What’s Causing Price Increases in Non-Foods Foodservice Disposables?

Many of our customers often ask what drives pricing changes in common non-foods foodservice items such as products made of plastics, bio plastics, wood, aluminum, paper, etc.  These products are commonly found in every imaginable foodservice establishment across the United States.  From plates and to-go food containers to foil and chopsticks, these are vital products to every restaurant.

Quite simply, there is no single reason for price fluctuations.  Manufacturers are often reluctant to pass along price increases and are constantly working to find other efficiencies and ways to absorb and deflect the changes in raw material and other costs.  However, we see these increases with changing regularity due to market conditions.  We all source the products in our lives from an interconnected global supply chain that touches almost every item found in the typical American home and business.  In this global economy, it’s fundamentally an issue of supply and demand.  Let’s explore some of the factors that drive industry price changes. 


Starting in 2018, we saw the United States government levy tariffs against countries around the world impacting the foodservice industry.  While this effects a variety of products, the plastics industry (with many products imported from Asia) is particularly hard hit.  As a result, we are seeing a reaction by global markets adjusting to increased costs (and decreased demand) for products manufactured in China and other countries.  This also has an impact on domestically produced product pricing as fewer products are imported and available domestic inventories shrink.


Federal regulations designed to increase traffic safety on our nation’s highways has led to a truck driver shortage.  Drivers legally prohibited from working an excessive number of hours and have more stringent rules regarding mandatory rest time.  While this is great for highway safety, it has served as the catalyst for increased transportation costs as fewer available drivers are able to command greater compensation per load hauled.  This is impacting every industry in the USA that is dependent on shipping products by truck.

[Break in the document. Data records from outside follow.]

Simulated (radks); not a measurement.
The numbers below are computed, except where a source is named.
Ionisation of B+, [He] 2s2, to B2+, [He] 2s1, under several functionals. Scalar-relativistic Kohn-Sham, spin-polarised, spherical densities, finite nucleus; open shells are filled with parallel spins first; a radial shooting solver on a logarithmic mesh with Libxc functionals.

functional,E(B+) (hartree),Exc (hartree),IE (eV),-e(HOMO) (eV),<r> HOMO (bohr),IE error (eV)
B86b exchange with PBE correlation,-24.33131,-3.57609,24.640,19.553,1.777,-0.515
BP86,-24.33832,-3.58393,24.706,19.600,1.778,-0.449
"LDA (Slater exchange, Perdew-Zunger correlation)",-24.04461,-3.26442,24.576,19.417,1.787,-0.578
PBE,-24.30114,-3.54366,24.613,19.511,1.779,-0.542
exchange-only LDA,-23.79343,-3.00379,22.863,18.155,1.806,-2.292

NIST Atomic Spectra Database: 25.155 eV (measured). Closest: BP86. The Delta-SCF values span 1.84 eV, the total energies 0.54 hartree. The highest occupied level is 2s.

Fuel costs are the other component behind transportation costs. As fuel prices rise, so do the costs associated with products shipped.  Global oil prices are often the source of transportation related foodservice product price increases but fuel taxes, such as those passed in California, also play a role.

Resin Prices

When we talk about oil, we must also talk about resin prices as plastic resins are a derivative of crude oil.  Resin is the most common commodity found in almost every plastic product produced for our industry.  From plastic bags to plastic cutlery to every possible disposable food container, resins are a core component for non-foods items.  Resin price indexes along with oil price indexes offer a window into the dynamics shaping downstream product pricing of items created using plastics.

Supply chain disruptions

Fires, hurricanes, typhoons, earthquakes, labor strikes, transportation disruptions, political unrest and more, either in the U.S. or abroad, can have a dramatic impact on product pricing.  Sometimes, the price impacts are shorter.  Others can have a lasting and more profound reverberation.   

So when you are wondering what is causing the prices of foodservice disposables and other plastics to increase, the answer is often found in the supply and demand dynamics of global commodity markets, oil and transportation.